Steve McCurry is one of the most prolific photographers alive today. His photograph for National Geographic’s June 1985 cover of Sharbat Gula (also know as the “Afghan Girl”) is one of the most recognizable portraits in history, and his imagery has graced NatGeo’s pages many, many times since.
McCurry has repeatedly proven himself an absolute master of the portrait. His street portraiture, especially, carries tremendous impact. He has an uncanny ability to capture his subjects’ essence, distilling it in a split-second into an image that can range from haunting to exciting and everything in-between.

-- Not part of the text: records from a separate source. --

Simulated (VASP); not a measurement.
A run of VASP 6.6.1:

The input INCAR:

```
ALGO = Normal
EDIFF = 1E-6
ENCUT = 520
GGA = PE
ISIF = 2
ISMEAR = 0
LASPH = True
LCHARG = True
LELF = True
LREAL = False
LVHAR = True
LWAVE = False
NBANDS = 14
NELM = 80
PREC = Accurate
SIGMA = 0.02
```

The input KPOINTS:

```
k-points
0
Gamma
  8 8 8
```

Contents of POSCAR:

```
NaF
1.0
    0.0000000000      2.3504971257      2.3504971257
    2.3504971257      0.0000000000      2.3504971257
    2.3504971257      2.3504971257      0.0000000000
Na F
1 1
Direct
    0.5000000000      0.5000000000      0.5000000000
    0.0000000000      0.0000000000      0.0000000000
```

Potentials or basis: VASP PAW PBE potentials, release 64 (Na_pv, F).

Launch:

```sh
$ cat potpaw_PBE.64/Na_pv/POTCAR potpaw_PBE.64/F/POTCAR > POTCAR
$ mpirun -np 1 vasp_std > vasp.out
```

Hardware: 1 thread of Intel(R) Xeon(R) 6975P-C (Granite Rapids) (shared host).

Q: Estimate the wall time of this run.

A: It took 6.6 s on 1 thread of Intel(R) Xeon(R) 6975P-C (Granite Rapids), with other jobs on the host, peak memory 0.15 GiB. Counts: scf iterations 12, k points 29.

Now, McCurry has taken 200 of his best portraits and rolled them into an iPad app. Along with a 20+ minute introductory video, the app shows his portraits, where they were taken, and a caption with some details.
Based on that description, you might be thinking, “What, no backstory? No technique tips? No metadata for the images?”
Well, no. And thank goodness for it.
First, many were taken with film cameras, so adding metadata would be out of the question. Moreover, the caption is all the backstory these images need; they speak reams and volumes on their own.
The simplicity and elegance of the app is actually kinda impressive. In the current marketplace, where photographers are gravitating towards apps in an increasing fashion – McCurry isn’t the first NatGeo photographer to release a portfolio on the iPad – basic things like user experience and sensible interface design often get left by the wayside. So to see a well-designed app like this one is a true pleasure.
That’s not to say that the app is a glorified photo album, however. There are some neat little things to be found as you explore it. One of these things is the map layout, which highlights where the 200 images originated.
There’s also a nice “bulletin board”-style page in the “Bio” section of the app that presents McCurry’s biography in an interactive – and interesting – way. It’s pretty cool to see things like his Afghan driver’s license, or a fax coversheet sent to an editor from Burma; it’s a paper trail documenting the travels and travails of a photographer, and it’s documentation that brings those journeys and all their attendant baggage into pretty stark relief.
Ultimately, however, it’s the images that speak loudest of all, and in that area, there’s no doubt that McCurry delivers on those in spades. This is among the most nakedly powerful portraiture I’ve had the privilege of seeing, and you’ll be hard-pressed to feel otherwise.
PORTRAITS by Steve McCurry is on sale now on the iOS App Store for $3.99.